Prospective newcomers and international students can likely expect more delays and frustrations as Canada’s immigration backlog grows to nearly two million.
According to CIC News’ newly acquired data from the Immigration, Refugees and Citizenship Canada (IRCC), the backlog in immigration applications has been steadily increasing in the last few months, up from 1,813,144 persons in mid-December to 1,844,424 in mid-March 2022. The numbers include pools of applicants vying for citizenship, permanent residency, study permits, temporary work visas, and visitor visas.
Despite the massive backlog, IRCC has reportedly made significant progress in the Express Entry category, an economic class immigration pathway to Canada, which has decreased by nearly 24,000 applications since December. The past two weeks have seen more Federal Skilled Worker Program (FWSP) applications processed than a seven-month period in 2021, while the Canadian Experience Class (CEC) only has 10,400 persons left to be processed, CIC News reports.

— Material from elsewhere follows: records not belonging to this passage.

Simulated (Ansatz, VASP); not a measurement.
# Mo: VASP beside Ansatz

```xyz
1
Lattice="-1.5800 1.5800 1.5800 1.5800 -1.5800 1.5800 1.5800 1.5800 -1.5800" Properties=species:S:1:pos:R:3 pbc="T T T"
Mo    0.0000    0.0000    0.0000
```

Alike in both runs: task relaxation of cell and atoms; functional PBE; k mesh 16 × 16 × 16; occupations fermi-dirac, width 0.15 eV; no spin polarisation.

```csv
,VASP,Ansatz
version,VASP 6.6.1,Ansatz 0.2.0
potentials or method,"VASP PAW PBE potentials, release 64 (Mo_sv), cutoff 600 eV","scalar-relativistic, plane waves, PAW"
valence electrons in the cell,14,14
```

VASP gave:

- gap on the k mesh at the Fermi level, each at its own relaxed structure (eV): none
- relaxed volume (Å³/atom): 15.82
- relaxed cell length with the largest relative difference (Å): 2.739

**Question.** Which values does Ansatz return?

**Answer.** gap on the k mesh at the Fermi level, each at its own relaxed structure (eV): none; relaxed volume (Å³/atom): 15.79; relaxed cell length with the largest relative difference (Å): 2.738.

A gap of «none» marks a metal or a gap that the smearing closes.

The new report on Canada’s immigration application numbers shows an increase in temporary resident applications as well. Between Feb. 1, 2022 to Mar. 17, 2022, work permit applications went up by nearly 15,000, while study permit extensions increased by 4,054 during the same period.
Last month, the government unveiled the Immigration Levels Plan 2022-2024, a new strategy to boost the number of newcomers into Canada over the next few years. The government is already looking at admitting 431,645 permanent residents this year, while 447,055 and 451,100 newcomers aimed in 2023 and 2024 respectively.
In the official announcement, Canada’s immigration minister Sean Fraser said the plan was aimed at attracting skilled workers that would bolster Canada’s economy and address its labour shortage, in addition to reuniting families and resettling the world’s most vulnerable groups through refugee resettlement.
Canada’s immigration backlog: What are the outcomes for int’l students?
Fraser said he has his “full attention” devoted to addressing Canada’s immigration backlogs and creating a more “nimble” system, reported the Toronto Star. Despite the reassurance, international students in work-experience based co-op programmes have reported frustrating delays in processing times and lack of clear communication from the IRCC, according The PIE News. Students in British Columbia’s Simon Fraser University were forewarned of processing times of up to 18.5 weeks for their placements.
International students are largely drawn to Canada for its post-graduation work permit (PGWP), a one-time temporary work permit that allows graduates to work up to three years in the country after completing their studies.
A report published by Statistics Canada on Jan. 18, 2022 indicates promising outcomes for international students: more graduates are getting PGWPs, while the median annual salary for PGWP holders has increased by 12,300 Canadian dollars from 2008 to 2018. The report suggests an encouraging trend in transition rates to PR status due to graduates’ cumulative work and study experience in the country. A separate study also reported that three in 10 overseas students who first entered Canada after 2000 attained a permanent residency status within a decade after their study permit was first issued.
— Study International (@Study_INTNL) February 14, 2022
Indian nationals account for the highest number of PGWP holders within the decade studied, up from 10% in 2008 to 46% by 2018, while the opposite was observed in students from China, plunging from 41% to just 20%. The annual median earnings also differed significantly based on industries, gender, and age.
The current bottleneck pace in processing Canada’s immigration applications won’t affect the odds of obtaining a study permit, but it could cause a hiccup for PGWP applicants. Those with PGWPs that are expiring soon could potentially lose their right to work in Canada and face the prospect of going home unless they acquire a new work permit in time or successfully achieve PR status.